Diary of Charles Francis Adams, volume 3

Sunday. 22d.

Tuesday. 24th.

Monday 23rd. CFA

1830-08-23

Monday 23rd. CFA
Monday 23rd.

Morning cloudy. Rode to town as usual. At the Office where I performed my usual duties. Offered my bond for approval by the Judge of Probate but found it had no Seals and therefore would not answer, so that I was to carry it out to Quincy again. From thence I went down to see Mr. New’s Estates which I propose to sell. Found them both tolerably good houses and situated well to rent. Indeed it seemed to me there was no reason why they should not sell for a great deal more than the Mortgage. However all these things are matter of chance. 307Returned to the Office and after a short visit to Mr. Brooks went out to Quincy.

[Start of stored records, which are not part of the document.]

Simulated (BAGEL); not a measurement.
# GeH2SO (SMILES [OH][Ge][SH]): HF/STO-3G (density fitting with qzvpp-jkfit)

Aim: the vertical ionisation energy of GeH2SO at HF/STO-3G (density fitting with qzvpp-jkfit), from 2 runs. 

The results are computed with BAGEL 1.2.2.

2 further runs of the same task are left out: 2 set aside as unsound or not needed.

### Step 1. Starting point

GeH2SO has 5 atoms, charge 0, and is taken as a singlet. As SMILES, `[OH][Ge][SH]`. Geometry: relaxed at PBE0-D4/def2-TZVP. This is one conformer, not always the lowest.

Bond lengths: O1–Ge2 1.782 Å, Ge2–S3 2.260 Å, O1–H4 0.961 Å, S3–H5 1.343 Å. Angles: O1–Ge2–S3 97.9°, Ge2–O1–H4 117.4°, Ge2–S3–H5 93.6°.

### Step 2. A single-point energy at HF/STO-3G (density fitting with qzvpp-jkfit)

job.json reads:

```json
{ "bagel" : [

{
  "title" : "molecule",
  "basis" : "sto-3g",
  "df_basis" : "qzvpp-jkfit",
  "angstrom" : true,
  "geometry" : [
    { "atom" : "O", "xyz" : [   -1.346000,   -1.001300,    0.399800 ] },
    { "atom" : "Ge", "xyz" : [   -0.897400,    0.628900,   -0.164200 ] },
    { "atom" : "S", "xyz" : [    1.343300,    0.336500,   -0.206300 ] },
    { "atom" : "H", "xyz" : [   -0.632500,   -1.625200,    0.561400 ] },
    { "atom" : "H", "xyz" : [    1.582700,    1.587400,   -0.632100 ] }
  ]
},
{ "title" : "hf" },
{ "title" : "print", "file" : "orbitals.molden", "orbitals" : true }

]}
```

The afternoon was spent in strolling with my father to the Ledges at the Railway.1 My purpose was to inquire of the conductors there the price of good stone, in case I should decide upon having the Store in Court Street done. He whom I saw referred me to Mr. Caleb Pratt in Boston.2 My father’s object was to examine his woodland for a spot fit to cut for consumption. We went to the top of the Tower and were pleased with the fine view which we had from there.3 This Railway has been a great work, and the undertakers of it have certainly been entitled to considerable credit in carrying it on. It has moreover reduced the price of Stone very much, and thus brought it into much more extensive use, besides increasing the value of the Quarries.

We returned in time for the Ladies to take a ride, and I worked a little upon my Catalogue which I am now working off entire. Called with Robert Buchanan upon our Neighbour George Beale who seemed in no very good humour, which I attributed to his failure at Squantum.

1.

The Ledges was the local name for the stone escarpment in Quincy which Gridley Bryant purchased in 1825 with funds supplied by Dr. John C. Warren as a quarry for the granite to be used for the Bunker Hill monument. Faced with the problem of transporting the blocks the four miles from the Quarry to water-carriage on the Neponset River, Bryant conceived the idea of a railroad, obtained a charter from the legislature, and began construction. The first train of cars, horse-drawn, passing over the whole length of tracks of the Granite Railway in Quincy on 7 Oct. 1826, was the effective beginning of railroad enterprise in the United States (C. F. Adams Jr., “The Canal and Railroad Enterprise of Boston,” in Winsor, Memorial History of Boston , 4:116–121). The route taken by the railway is marked on the “map of Boston and the adjacent towns” in the present volume. On the railway’s cars, see above, p. xiv.

2.

Caleb Pratt, agent in Boston for the Railway Quarry (subsequently the Bunker-Hill Quarry), was a housewright on Sea Street ( Boston Directory, 1830–1831, and entry for 31 Aug., below).

3.

Fifty-eight steps led to the top of the tower. The structure was built by Col. Thomas Handasyd Perkins, into whose hands the whole stock of the railway and quarry fell (JQA, Diary, 23 Aug., and Winsor, Memorial History of Boston , 4:118).